Introduction

In the previous post I have compared various languages and libraries in terms of their speed. This notebook contains the code used in the comparison as well as some details about the choices made to improve the performance of numpy implementation.

Setup

# ! pip install pandas

Getting data

import pandas as pd

def get_data(path):
    fasta_df = pd.read_csv(path, lineterminator=">", header=None)
    fasta_df[['id', 'seq']] = fasta_df[0].str.split('\n', expand=True)[[0,1]]
    return fasta_df.seq.to_numpy(dtype=str)
seqs = get_data('picked_msa.fasta')

Numpy implementation

Just to remind the pseudo code looks like this:

for seq1 in seqs:
  for seq2 in seqs:
    if count_mathes(seq1, seq2) > threshold:
      weight +=1
  meff += 1/weight

meff = meff/(len(seq1)^0.5)

This Numpy implementation is based on pure python implementation which can be found here.

The main differences are:

uses numpy arrays and operators.
sequences are in vectorised fashion using np.equal rather than looping over each element in the sequence.
sequences are converted to arrays of integers rather than characters.

import numpy as np
def get_nf_python_numpy(seqs, threshold=0.8):
    seqs = seqs.view(np.uint32).reshape(seqs.shape[0], -1)
    n_seqs = len(seqs)
    is_same_cluster = np.ones([n_seqs, n_seqs], np.bool_) 
    for i in range(n_seqs):
        for j in range(i+1, n_seqs):
            identity = np.equal(seqs[i], seqs[j]).mean()
            is_more = np.greater(identity, threshold)
            is_same_cluster[i,j] = is_more
            is_same_cluster[j,i] = is_more
    meff = 1.0/np.sum(is_same_cluster,1)
    return meff.sum()/(seqs.shape[-1]**0.5)

%%timeit -n 3 -r 3
get_nf_python_numpy(seqs[:2500])

23.3 s ± 181 ms per loop (mean ± std. dev. of 3 runs, 3 loops each)

get_nf_python_numpy(seqs[:100])

0.18006706787628665

Although performance gain is substantial, I still have two loops which is one of the first things you want to tackle when trying to improve algorithm speed. In practise, you want to use vectorization to take advantage of CPU ability to perform the same operation on vectors.

Ideally, I would like to do all to all pairwise comparison in one vectorized operation. Unfortunately, this is not a viable option due to memory constraints . Such operation will require n * n * l size matrix. In my case, that would result into ~70GB size matrix (n = 10000, l = 683, boolean uses 1 byte)

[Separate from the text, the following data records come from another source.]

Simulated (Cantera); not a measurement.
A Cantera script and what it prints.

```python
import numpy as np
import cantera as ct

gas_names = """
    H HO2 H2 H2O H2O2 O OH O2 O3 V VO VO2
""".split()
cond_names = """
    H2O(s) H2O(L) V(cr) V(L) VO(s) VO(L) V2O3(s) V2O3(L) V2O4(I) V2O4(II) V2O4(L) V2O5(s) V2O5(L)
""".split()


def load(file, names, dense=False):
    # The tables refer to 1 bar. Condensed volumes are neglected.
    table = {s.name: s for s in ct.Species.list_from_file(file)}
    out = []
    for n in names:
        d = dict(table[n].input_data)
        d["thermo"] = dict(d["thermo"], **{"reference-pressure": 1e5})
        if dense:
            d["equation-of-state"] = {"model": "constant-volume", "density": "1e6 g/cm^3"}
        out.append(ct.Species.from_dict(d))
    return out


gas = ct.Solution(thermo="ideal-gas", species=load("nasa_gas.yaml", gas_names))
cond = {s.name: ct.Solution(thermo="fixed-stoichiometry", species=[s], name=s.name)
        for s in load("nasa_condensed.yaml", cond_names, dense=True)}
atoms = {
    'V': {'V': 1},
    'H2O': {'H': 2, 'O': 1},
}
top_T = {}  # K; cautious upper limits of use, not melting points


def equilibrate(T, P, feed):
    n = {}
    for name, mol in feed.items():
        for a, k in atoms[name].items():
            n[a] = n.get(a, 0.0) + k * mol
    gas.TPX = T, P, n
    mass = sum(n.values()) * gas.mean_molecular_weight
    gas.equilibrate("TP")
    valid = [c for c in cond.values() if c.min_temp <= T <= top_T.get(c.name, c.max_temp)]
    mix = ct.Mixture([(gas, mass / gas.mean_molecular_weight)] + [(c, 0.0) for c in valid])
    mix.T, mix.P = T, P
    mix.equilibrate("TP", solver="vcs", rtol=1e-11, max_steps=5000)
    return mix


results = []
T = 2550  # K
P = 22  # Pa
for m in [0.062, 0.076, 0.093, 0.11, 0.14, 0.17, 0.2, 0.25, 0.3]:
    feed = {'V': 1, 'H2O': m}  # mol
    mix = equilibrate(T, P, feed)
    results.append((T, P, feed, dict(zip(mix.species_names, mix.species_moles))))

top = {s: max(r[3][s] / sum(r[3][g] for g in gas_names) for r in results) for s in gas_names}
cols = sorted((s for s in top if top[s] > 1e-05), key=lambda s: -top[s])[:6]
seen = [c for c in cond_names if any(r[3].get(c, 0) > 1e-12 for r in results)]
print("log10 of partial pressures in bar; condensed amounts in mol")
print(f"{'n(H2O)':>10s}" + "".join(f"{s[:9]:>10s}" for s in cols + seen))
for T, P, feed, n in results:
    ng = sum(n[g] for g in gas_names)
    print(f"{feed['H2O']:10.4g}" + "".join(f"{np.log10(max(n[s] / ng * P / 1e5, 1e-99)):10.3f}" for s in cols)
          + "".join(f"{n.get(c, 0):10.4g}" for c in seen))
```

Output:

$$10000^2 *683 = 68.3*10^9 \ bytes = 68.3 \ gigabytes$$

To be able to run such an algorithm on an everyday computer, the memory requirement has to be lower. Usually, this can be solved with batching, taking only a portion of data at the time. In this case, I will perform a one-to-all comparison at the time. This will require n*l memory which is 10000 (~7MB) times less than for the all-to-all version.

Note, I still can exploit the fact that the matrix of identity is symmetric which means that only the first iteration has to be done with n-1 sequences, the second sequence needs only be compared with n-2 and so on.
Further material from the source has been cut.